Last week in New York, federal judge John G. Koeltl ruled in favor of the publishers in their long-running suit against the Internet Archive. The plaintiff publishers are claiming that the Internet Archive is stealing sales from them by lending in-copyright books to its library patrons; Judge Koeltl weirdly claimed that the Internet Archive, which charges its patrons zero dollars to borrow books, “profits from exploiting the copyrighted material without paying the customary price.”
Questions of “profit” in the opinion occlude the real question, which is: Are digital books entitled to the same legal protections as print ones? Specifically, is there a way to preserve for ebooks the right of first sale that applies to print books—the provision that makes it legal for you to sell your used books at a garage sale, and also for libraries to buy, own, preserve and lend books, all without paying royalties or licensing fees?
Or are books going to become a rental-only proposition, like songs at Spotify, software at Microsoft, or movies at Netflix?
The case hinges on the legality of the library practice known as Controlled Digital Lending, whereby libraries scan a lawfully-acquired paper book, which is then stored and kept out of circulation; the digitized copy then serves as a proxy for the physical book, which is loaned to one patron at a time, just like a regular library book. This 12-year-old legal framework was developed by the best law librarians and copyright experts in the U.S., including Kyle K. Courtney of Harvard, David R. Hansen of the Authors Alliance, and legal scholar Michelle M. Wu, specifically to preserve traditional library rights for digital books.

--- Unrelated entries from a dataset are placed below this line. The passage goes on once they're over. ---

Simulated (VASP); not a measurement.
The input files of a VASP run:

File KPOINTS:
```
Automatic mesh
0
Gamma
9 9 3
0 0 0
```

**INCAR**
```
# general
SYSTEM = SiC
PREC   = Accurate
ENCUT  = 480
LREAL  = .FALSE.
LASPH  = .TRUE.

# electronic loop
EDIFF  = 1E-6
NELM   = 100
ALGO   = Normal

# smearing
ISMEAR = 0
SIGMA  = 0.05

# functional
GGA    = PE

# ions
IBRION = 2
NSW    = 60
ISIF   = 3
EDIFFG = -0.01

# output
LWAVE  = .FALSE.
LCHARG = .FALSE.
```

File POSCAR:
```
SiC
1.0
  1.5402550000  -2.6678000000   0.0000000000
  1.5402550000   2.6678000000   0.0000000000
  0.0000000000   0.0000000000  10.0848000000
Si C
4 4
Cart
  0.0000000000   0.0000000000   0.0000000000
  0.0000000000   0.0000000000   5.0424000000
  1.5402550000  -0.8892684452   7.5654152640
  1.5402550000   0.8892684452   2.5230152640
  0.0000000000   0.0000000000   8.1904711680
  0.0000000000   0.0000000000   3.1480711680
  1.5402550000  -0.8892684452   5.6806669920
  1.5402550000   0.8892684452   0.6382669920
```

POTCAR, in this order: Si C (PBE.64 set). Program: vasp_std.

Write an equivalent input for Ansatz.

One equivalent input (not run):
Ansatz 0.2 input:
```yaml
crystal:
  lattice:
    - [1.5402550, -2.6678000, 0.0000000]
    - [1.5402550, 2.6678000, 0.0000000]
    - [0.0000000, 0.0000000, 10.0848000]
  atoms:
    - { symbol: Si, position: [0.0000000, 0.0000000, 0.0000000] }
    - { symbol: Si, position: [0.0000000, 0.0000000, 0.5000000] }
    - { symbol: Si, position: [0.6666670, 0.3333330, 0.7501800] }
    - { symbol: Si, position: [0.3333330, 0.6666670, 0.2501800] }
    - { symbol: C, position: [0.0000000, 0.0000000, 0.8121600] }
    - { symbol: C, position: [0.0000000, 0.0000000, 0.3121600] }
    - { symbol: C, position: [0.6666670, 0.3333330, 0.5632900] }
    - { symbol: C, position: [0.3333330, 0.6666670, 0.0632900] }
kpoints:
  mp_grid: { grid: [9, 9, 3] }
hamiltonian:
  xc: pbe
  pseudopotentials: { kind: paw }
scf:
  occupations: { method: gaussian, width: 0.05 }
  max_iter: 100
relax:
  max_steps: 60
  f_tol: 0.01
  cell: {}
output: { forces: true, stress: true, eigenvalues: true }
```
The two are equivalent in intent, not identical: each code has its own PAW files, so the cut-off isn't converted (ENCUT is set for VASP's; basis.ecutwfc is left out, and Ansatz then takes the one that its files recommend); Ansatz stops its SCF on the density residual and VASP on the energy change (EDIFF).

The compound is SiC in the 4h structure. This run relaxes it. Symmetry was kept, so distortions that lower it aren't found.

But that cut no ice with Judge Koeltl, who weighed the public benefit conferred by libraries against corporate profits, and decided unequivocally that the law must protect, not the former, but the latter, in an eye-popping passage:
Finally, the Court must consider “the public benefits [IA’s] copying will likely produce.” Andy Warhol Found., 11 F.4th at 50. IA argues that its digital lending makes it easier for patrons who live far from physical libraries to access books and that it supports research, scholarship, and cultural participation by making books widely accessible on the Internet. But these alleged benefits cannot outweigh the market harm to the Publishers.
This is about ten thousand kinds of not okay. (Also, why wouldn’t similar reasoning apply to *all* library lending, including the lending of paper books? Doesn’t any library loan potentially deny publishers a sale?)
Any writer with a shred of regard for cultural posterity should be demanding an absolute acknowledgement, in law, that ebooks are books, and must retain the same statutory protections given to paper books. I’ve got an idea about how to make such a demand effectively, so please read on.
There are a lot of legal scholars out there who absolutely reject the court’s 100% pro-industry position, as we’ll doubtless be seeing in the coming days. Copyright law, after all, is meant to balance the interests of rightsholders with the public good. If all new ebooks are to be published as rental-only database products, there will be significant harm to libraries and to the public.
In response to the ruling, Internet Archive founder Brewster Kahle wrote, “Libraries are more than the customer service departments for corporate database products. For democracy to thrive at global scale, libraries must be able to sustain their historic role in society—owning, preserving, and lending books… This ruling is a blow for libraries, readers, and authors and we plan to appeal it.”
The connection between protecting democracy and the right of libraries to own, preserve and lend books is a powerful one. At a time when fascists all over the U.S., including Florida governor Ron DeSantis, are literally banning books in schools and public libraries, it is beyond dangerous to give commercial interests the power to shut off a library’s access to any ebook they please.
And there are commercial dangers, in addition to the political dangers inherent in giving corporations total control over what books are and aren’t available in libraries. Ebook price gouging is a crazy problem!!
I’m a writer and I won’t compromise on this: I want libraries to own, not rent, my work.
So here’s my idea: Writers can and should help fight for libraries not only by speaking out, but by refusing to publish books with corporate profiteers. That is, do not sign a contract with publishers unless they guarantee, in writing, to sell permanent ebook copies of your work—not via license, not via “perpetual license,” but absolute, permanently ownable for keeps ebooks, to libraries. If enough authors were to join in this demand, we could help ensure that books don’t go the way of music, software and movies—“content” that can only be rented, and never owned. Imagine the future of a whole culture placed in the hands, not of archivists and educators, but of business.
Publishers have to buy books from writers, but we don’t have to sell to them unless the terms are acceptable. Publishers are not archivists, they’re not librarians, and they shouldn’t be in control of cultural posterity.